While companies, governments and consumers across the world are fretting over the dominating growth of near-trillion dollar retailer Amazon, its founder and chief executive is instead predicting the company’s downfall.
The Guardian reports Amazon’s founder Jeff Bezos, who has a net worth of over $210 billion, has told staff as part of an all-hands meeting the online retail and software company was in no way ‘too big to fail’ in response to a question about the fate of fellow US retailer Sears, which filed for bankruptcy in October.
“Amazon is not too big to fail … In fact, I predict one day Amazon will fail. Amazon will go bankrupt. If you look at large companies, their lifespans tend to be 30-plus years, not 100-plus years,” Bezos reportedly told his staff.
According to the successful entrepreneur, in order to avoid this apparent inevitability for as long as possible, the company would need to “obsess” over customers rather than itself.
“If we start to focus on ourselves instead of focusing on our customers, that will be the beginning of the end,” he reportedly said.

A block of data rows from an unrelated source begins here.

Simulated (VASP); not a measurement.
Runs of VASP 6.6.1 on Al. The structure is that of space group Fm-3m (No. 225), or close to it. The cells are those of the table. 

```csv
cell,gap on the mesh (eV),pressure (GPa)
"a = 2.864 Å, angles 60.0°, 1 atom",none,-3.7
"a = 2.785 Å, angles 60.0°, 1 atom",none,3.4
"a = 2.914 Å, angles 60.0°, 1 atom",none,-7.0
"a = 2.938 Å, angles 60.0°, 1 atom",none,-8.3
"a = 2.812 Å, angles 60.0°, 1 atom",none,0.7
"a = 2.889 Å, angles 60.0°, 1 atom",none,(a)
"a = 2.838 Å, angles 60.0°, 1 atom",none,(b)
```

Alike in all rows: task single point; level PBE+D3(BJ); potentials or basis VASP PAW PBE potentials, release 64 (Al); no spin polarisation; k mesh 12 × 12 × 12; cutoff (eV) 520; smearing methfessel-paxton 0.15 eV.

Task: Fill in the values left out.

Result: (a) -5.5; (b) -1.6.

“We have to try and delay that day for as long as possible.”
Amazon’s Australian launch at the end of 2017 was highly anticipated and feared by local retailers and industry leaders alike, however, the company’s foray into the local markets has been more puff than pow so far, with consumers less than impressed with current offerings.
Small businesses have also felt hard done by when it comes to the retailer, with some saying their sales on the platform have been paltry when compared to existing local marketplaces such as eBay. The company has also come under fire for its alleged treatment of warehouse workers, which was described as a “hellscape”.
The company made a $9 million dollar loss in Australia in the 2017 financial year.
However, this hasn’t deterred the business from launching new features Down Under, opening a new fulfilment centre in Sydney and launching a new online fashion store and catalogue for Aussie shoppers.